Monday, October 14, 2013

ENGL 801: Entry #2



Interface as Exordium: The Rhetoric of Interface

 
Carnegie, T.A.M. (2009). Interface as exordium: The rhetoric of interface. Computers and Composition, 26, 164-173. doi: 10.1016/j.compcom.2009.05.005

In this article, Carnegie responds to Manovich’s concerns for the decline of rhetoric in the face of new media and addresses questions regarding the relationship between rhetoric, composition, and new media. Carnegie uses these concerns as a rhetorical technique to introduce the concept of exordium—“a rhetorical means for ensuring the audience becomes and remains susceptible to persuasion” (p. 165). Carnegie argues that the interface in new media serves a rhetorical purpose and considering interface as the exordium of new media rhetoric and proposes three modes of interactivity as an approach to talking about and analyzing interface.
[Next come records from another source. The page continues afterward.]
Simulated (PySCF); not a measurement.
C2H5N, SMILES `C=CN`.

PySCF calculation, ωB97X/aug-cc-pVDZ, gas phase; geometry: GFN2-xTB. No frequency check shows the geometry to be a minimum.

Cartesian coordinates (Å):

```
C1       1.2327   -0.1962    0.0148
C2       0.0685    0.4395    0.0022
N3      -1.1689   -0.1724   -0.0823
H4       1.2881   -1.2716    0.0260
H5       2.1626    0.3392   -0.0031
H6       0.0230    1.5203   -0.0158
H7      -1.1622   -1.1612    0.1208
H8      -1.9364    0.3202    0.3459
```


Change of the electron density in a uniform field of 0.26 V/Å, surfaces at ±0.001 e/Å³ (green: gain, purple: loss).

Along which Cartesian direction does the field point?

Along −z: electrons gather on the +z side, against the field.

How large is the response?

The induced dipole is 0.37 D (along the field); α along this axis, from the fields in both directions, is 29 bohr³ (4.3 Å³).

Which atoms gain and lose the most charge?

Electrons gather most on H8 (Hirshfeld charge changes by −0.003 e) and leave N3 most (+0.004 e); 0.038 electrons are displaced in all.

Before explaining the modes, Carnegie offers varied definitions of interface that range from physical arrangement to user interaction (p. 165). Broadly defined, “The interface facilitates and defines interaction, and it takes both concrete and abstract form” (p. 165). To illustrate this interaction, Carnegie offers the example of the printed text wherein the page acts as the point of contact.
In computer-mediated communication, however, the interface has become more pervasive and, therefore, more complicated. Carnegie defines interface “as the place of interaction whether the interactions are between user and computer, user and software, computer and software, user and content, software and content, user and culture, and the user and other users” (p. 165). The interface as the common meeting point for technological, human, cultural, and social aspects, Carnegie argues, situates it as the exordium of new media and foregrounds a need for identifying and discussing the interactivity of new media and its rhetorical implications.

 This need, Carnegie proposes, can be addressed by the “rhetorical modes” of the interface in new media: multidirectionality, manipulability, and presence.

Multidirectionality: Often associated with hypertextuality, multidirectionality is the extent to which a user can exploit the direction of communication. It refers to the various roles that a user can play in a network (receiver, sender, or both receiver and sender) and the messages used to communicate. The two primary characteristics of multidirectionality that create interactivity are 1) the permitted roles of the receiver in the network, and 2) the referential and intertextual nature of the messages (p. 167).

Manipulability: Carnegie explains that in new media, the media can be dematerialized and subject to “algorithmic manipulation” that frees the interface from fixity. The level of interactivity is the degree to which the user can change, or manipulate, the interface. On the lowest level of interactivity, users cannot change the form or create content. At the highest level of interactivity, users request information and customize the interface (p. 168-169).

Presence: Carnegie cites McMillan’s definition of presence to explain it as a mode of interactivity that illustrates the degree to which users perceive being connected both socially and spatially. On a continuum of interactivity, immersion represents the lowest level of presence while engagement represents the highest level. Flow, Carnegie explains, “constitutes an intermediary state” between immersion and engagement wherein an individual “loses a sense of self and time and becomes intensely focused on the task at hand” (p. 170).

Carnegie reasserts that the modes of interactivity are not modes of argumentation—they are modes of the exordium. In new media, however, the exordium of the communication is the interface; it is ever-present and works to continuously engage the user in interaction. She concludes by arguing that increased interactivity increases attentiveness, empowerment, and control and therefore succeeds in making the user susceptible to persuasion.

Carnegie’s article furthers our class’s attempts to define how texts function in a digital environment. While we have not explicitly discussed rhetorical theory in relation to digital texts, Carnegie offers a way for us to examine how the interface functions rhetorically. Additionally, the modes of interactivity, especially multidirectionality, could offer an interesting approach to discussing authorship.

Finally, Carnegie’s article has been especially helpful for my own research project on Black Board. The modes help me understand not only how the interface of the discussion board might encourage or constrain the interactivity to make the forum more or less appealing to teachers and students but they also help me consider Selfe and Selfe and Feenberg’s arguments of democracy through a more concrete approach.